As the world’s largest archipelago, Indonesia is prone to rising sea levels which, in turn, renders it vulnerable to the adverse impacts of climate change. This particularly affects marginalized communities greatly exposed to the resulting economic and environmental harms, but with very limited access to climate finance. This denotes a weakness in the country’s top-down climate finance approach through bilateral and multilateral cooperation that tends to place the financiers’ funding requirements above local needs.

This report, developed in partnership with Hivos Indonesia, aims to assess the current climate finance landscape in Indonesia and explore possible ways in which climate finance can be mobilized to target the marginalized populations. The analysis herein focuses on assessing financing solutions in the three major funding sources — public, private, and philanthropy —along with recommendations of potential enablers to mobilize multiple fund sources and create impacts at scale.

Below are key takeaways that policymakers, financiers, and other stakeholders need to consider in order to design and implement an inclusive climate finance for Indonesia.
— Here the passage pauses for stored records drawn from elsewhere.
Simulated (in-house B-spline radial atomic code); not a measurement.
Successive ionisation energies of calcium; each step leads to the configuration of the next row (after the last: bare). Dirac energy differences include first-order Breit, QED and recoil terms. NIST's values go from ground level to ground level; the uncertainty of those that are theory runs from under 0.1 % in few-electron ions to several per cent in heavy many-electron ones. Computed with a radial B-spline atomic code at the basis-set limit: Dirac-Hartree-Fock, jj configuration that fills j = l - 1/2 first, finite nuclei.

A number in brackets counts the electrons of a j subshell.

  • There needs to be an improved understanding of the structural barriers constraining access to climate finance by marginalized groups. Catalyzing an inclusive climate finance means dealing with both the common and the specific barriers unique to marginalized groups. To overcome the barriers of inadequate capacity, public policy, and finance appetite, a more strategic approach is needed to mobilize funds and track their impacts among the marginalized populations.
  • Enablers are needed to shift the current financing trends for vulnerable groups from philanthropic finance to more commercial finance, to ensure increase in quantity and coverage. Public and private capital, together, can scale up positive impacts to the environment and society. Deploying a blended finance approach can be the solution to achieving a truly inclusive climate finance.
  • Potential enablers need to address the existing barriers of low-quality project pipelines, regulatory uncertainty and unfavourable policy environment, as well as information misalignment.